ETFs have been in the news lately because some financial sales organizations have banned or limited their representatives’ use of special kinds. But what is an ETF anyway?
Let’s begin with Mutual Funds 101. Regular open-end mutual funds date back to the 1920s and feature professional managers trying to choose the best of class of stocks, bonds or other investments in order to outperform an index such as the S&P 500 or a broadly defined descriptor such as Balanced (stocks and bonds). You buy or sell them once a day based upon the closing price of all of the investments in the pool.
Examples of sponsoring companies would include American Century here in Kansas City or Fidelity in Boston. Almost all choices within 401(k) plans or variable annuities are forms of this type of managed fund.

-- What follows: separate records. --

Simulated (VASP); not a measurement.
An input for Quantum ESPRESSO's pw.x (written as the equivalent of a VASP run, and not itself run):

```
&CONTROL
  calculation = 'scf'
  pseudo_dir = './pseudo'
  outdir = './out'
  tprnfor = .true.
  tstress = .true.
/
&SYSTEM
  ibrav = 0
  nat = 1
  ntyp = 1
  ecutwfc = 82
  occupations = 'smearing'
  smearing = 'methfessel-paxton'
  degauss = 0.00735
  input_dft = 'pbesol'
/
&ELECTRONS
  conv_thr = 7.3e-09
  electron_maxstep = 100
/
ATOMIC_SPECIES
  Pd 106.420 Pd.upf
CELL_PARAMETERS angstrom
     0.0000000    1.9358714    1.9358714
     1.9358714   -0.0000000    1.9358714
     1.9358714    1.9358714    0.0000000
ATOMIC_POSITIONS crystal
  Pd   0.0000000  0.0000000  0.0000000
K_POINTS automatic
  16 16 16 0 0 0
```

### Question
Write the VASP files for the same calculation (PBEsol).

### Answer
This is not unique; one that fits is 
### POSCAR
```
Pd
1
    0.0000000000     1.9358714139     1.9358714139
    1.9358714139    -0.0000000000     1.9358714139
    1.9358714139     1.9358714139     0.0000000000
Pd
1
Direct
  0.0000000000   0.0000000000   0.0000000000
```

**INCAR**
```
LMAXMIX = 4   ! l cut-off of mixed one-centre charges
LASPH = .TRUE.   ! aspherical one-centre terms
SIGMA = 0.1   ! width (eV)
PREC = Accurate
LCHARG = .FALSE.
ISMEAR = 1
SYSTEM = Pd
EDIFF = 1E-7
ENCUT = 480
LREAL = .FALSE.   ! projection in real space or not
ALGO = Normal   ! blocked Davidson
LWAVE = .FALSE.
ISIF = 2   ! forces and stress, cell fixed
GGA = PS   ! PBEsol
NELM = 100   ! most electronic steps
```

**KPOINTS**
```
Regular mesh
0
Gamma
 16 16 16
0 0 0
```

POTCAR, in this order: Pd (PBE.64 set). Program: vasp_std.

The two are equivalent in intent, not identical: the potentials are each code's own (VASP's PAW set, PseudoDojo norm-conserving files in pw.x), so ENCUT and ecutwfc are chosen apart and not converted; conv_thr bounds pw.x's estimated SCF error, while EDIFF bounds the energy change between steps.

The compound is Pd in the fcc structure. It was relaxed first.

Back in the late 1990s, when the S&P 500 index happened to fare so well that it enjoyed a record five consecutive years of 20-plus percent growth, conventional wisdom came to say, You shouldn’t invest in anything but a good index fund because even good fund managers cannot outperform them anyway in the longer term. These were not managed. You simply owned a piece of everything represented in the index, whether good or bad.
As information and trading moved at ever faster paces, investors wanted to be able to buy or sell a fund during the market day based upon what was happening. If a Black Monday comes along, why should one have to suffer the entire loss by selling at day’s end? Other fund critics wanted to be able to make diversified investments with lower expenses.
In response, financial firms began to manufacture and offer you the ability to buy shares that contained all of the components of an index that you buy or sell like a stock at any time of the trading day. Thus State Street created the most widely recognized fund that closely corresponds to the S&P 500 itself. The trading symbol is SPY and it has created its marketing theme for a whole host of its funds using the theme of Spyders (sic). The one for the Dow 30 Industrials is known as Diamonds because its symbol is DIA and the NASDAQ 100 has QQQQ for its symbol.
You might say the idea caught on. There are about 800 different mutual funds that now qualify as ETFs. In general their internal expenses are far less than regular managed funds, as low as one-tenth of 1 percent, because you do not pay for the brains to actively pick the components or to buy and sell them at different times.
The controversy arises over their use because some of them are the equivalent of a high-powered investment rifle. Not only can you buy them as a substitute for a particular index or sector, but you can leverage your results with some that will give you 100 to 200 percent more movement than the underlying components. Plus you can buy the inverse (or short) of the index or sector.
Therefore, if you thought a year ago that crude oil would fall in price and bought PowerShares DB Crude Oil Double Short ETN (DTO) about July 8, you would have a profit today of more than 220 percent. If you bet oil would continue to go up from $146 a barrel, you would have lost 82 percent on an opposite fund, DXO. Because of this volatility, some buy-and-hold broker-dealers have taken some or all ETF’s out of their representatives’ arsenals, including Edward Jones, LPL and Ameriprise.
I will bet some of you would like to have had any position in your portfolio that went up more than 100 percent while your regular stocks or funds were dropping like rocks. I understand caution, but I want all of the best tools available to make money and protect it from loss for our clients.